10 Back to School Supplies That Money Can’t Buy
Here it is again; back to school time. I’ve been teaching for over a decade, but I still get anxious this time of year. There are so many preparations to make.
Parents like to prepare for the new school year too, so I get lots of questions about what supplies their children will need. They dread the long list they expect, and brace themselves for an expensive and frustrating shopping trip. Not to worry, though, there is no list (in my classroom).
For most of my career, I taught in a high poverty school where we were forbidden from asking parents to supply anything for their children. Anything. I learned how to take what little budget I had and make it stretch. I learned how to scrounge and improvise. If your child needs it, I probably already have it.
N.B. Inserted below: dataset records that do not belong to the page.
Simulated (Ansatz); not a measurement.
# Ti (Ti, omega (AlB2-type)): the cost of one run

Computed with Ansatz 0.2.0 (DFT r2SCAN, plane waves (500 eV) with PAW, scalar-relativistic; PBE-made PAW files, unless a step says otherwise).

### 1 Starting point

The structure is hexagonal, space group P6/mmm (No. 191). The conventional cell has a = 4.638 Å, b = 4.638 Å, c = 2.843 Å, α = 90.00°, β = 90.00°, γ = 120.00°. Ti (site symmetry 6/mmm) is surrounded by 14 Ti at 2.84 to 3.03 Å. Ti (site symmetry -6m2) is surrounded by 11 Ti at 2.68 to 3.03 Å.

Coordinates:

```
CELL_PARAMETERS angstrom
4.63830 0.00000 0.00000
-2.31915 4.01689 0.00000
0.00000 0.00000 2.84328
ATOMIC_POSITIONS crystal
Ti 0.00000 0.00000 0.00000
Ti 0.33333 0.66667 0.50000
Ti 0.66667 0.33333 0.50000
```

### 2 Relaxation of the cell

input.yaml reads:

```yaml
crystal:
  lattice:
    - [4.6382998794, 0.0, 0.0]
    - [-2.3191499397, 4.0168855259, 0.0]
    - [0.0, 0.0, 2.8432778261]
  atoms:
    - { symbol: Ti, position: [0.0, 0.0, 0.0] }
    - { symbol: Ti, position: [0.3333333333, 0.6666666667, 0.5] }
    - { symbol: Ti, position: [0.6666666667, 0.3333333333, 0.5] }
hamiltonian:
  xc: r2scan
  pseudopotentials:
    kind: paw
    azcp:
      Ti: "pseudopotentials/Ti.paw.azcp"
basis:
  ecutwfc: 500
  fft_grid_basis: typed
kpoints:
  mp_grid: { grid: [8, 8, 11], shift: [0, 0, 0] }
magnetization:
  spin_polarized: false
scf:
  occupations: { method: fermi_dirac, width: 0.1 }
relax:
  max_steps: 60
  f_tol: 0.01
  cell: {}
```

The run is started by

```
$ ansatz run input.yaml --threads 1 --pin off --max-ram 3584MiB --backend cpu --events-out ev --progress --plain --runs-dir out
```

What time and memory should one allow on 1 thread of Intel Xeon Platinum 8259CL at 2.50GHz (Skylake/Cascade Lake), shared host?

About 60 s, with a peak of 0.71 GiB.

Sure, it’s nice to have new notebooks and crayons, but those things don’t really help kids to be successful. The things they truly need can’t be purchased at the discount store. These are the back to school supplies that I would love for each child to bring every day:
1. A strong sense of self. I see too many children who lack confidence, and others who are overly sure of themselves without really understanding who they are or what their true talents are.
2. A well fed body. We feed kids at school, both breakfast and lunch. If you are unable to provide good food for your child, please take advantage of our food services program. Also, please try to make sure that your elementary schooler isn’t bringing sugary drinks and chips to school for her breakfast or Hot Cheetos with Oreos for his lunch.
3. A rested and exercised body. Too often kids are tired in school because they don’t go to bed. Please create and enforce a reasonable bedtime. If your child isn’t sleeping well think about unplugging him, checking what she’s eating and drinking, and making sure that you are all getting some exercise. Children in particular need to MOVE!
4. Knowledge that someone at home cares. Kids need to know that you not only care about them, but about what they’re doing and how they’re progressing. They need to know that you’ll be proud of them when they do well and you’ll be concerned about them when they struggle. They also need to know that you’ll be disappointed in them when they make poor choices.
5. Time to do what they need to do. Kids are frequently scheduled very tightly. They have scouts, music lessons, sports, religious instruction, and more. Often they are not only participating in their own activities, but sitting through siblings’ activities too. They rush around all over town and get home late. They don’t have time to study their science or complete their math homework or write their paragraph. They end up stressed out and behind. Too much is too much. I don’t give a lot of homework, but what I do give I expect to be done well. Please allow your child the ability to do that.
6. A sense of humor. Kids are funny. Life is funny. The ability to find humor in everyday life can be cultivated. Lighten up a little and let your kid do the same. Childhood is short. Yes, education is important, but so is having fun. Let’s have a good time with this learning thing, I guarantee you it will be more effective that way.
7. The ability to stick to a task. Human nature makes us want to avoid that which is difficult, hence, I am still overweight. Success comes when we overcome that desire and stick to a task that we may not particularly enjoy. We have a generation of children who are being raised in a digital world, and they spend a lot of time looking at screens that give them instant feedback and constantly changing images and sounds. Many of these same kids have difficulty reading for ten minutes or writing for five minutes. If a math problem is difficult, they often declare defeat within one minute. Literally. They want to quit and do something else. The issue is that all of life isn’t about being entertained, and in order to be productive citizens, they will need to learn to stick to tasks and see them through. This takes practice. Lots of it.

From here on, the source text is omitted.